Diego Luna – Growing up in Mexico and learning about the recent history of Latin America, this film means a lot.There are so many brutal examples of dictatorships in Latin America. I was in Mexico in the ’90s where a lot was happening, 1994 particularly is a very, very important year for social movements and for community work. The most important part of my past that I got to play with here is theater. My father was a set designer, this film to me is a homage to theater or how much film was theater back then. How films were shot, the dynamic of filming was very close to filming theater, basically. For me, that section of the film was beautiful to experience.
Q: Jennifer, earlier you mentioned briefly the costumes of the film. I want to go back to that masterful work by Colleen Atwood and Christine L. Cantella. How does it inform your performance to be in those costumes, to be in that era?
Jennifer Lopez: It’s the costumes and it’s the hair and makeup. Because my three characters are so different, Colleen was very specific about what she wanted. It wasn’t like other costume designers I’ve worked with, where they come with all of these clothes and they’re like: “What do you think? Who is your character?” She was very specific: this is the suit that I’m thinking of for this. She had a sketch of it, she had color swatches. But it made it very clear for me where I was in each moment because we’re not making a whole movie in the musical. She was like: this is your traveling here, you’re doing this here, you’ll have a suit here, you’ll have this long dress here and this gold. It made it very simple for me to understand exactly who I was at that moment. For me, the costumes are a very big part of understanding the character and making the reality come to life in that way.
Q: Were there any names that you personally held close or thought about?

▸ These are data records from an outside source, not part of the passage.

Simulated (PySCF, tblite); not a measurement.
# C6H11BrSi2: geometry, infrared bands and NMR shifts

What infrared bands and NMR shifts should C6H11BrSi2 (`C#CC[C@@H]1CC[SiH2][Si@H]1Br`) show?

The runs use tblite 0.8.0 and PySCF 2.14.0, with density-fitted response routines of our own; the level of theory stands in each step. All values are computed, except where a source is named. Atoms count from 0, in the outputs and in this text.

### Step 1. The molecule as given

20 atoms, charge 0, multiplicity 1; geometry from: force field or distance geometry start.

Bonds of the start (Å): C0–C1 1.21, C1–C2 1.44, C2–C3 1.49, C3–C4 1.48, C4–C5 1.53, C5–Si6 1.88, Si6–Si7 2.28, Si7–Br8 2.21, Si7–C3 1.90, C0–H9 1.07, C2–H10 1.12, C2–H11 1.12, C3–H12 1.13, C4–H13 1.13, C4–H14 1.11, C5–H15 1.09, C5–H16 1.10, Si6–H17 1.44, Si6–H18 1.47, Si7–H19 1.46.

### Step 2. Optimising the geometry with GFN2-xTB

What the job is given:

Jennifer Lopez: We talked about Judy Garland for Ingrid Luna, we looked at some of her performances for that. I think Ava Gardner, Lana Turner were the ones that we looked at for the hair for Aurora. Audrey Hepburn for the Spider Woman for a minute, right? Yes, we did.
Q: The story balances fantasy and survival, dazzling musicals on one side and political imprisonment and forbidden love on the other side. How did all of you as stars and writer director embrace those truths within the movie?
Bill Condon – When I was writing the script, it became clear this is the first time there’s only been one movie that gets narrated. The musical was invented for this film. I was always worried about the fact that we were going to invest this time with these two prisoners in the cell and then interrupt it with musical numbers, and then go back and that would start to be something that the audience resented. So it was very important that the story of what’s happening in the prison cell continued through the movie within the movie. It’s not being interrupted, we’re actually learning more about Molina through the story that he’s telling. There’s a great moment when Valentin wants to hear more about the movie and then by the end he is projecting his own feelings onto Armando.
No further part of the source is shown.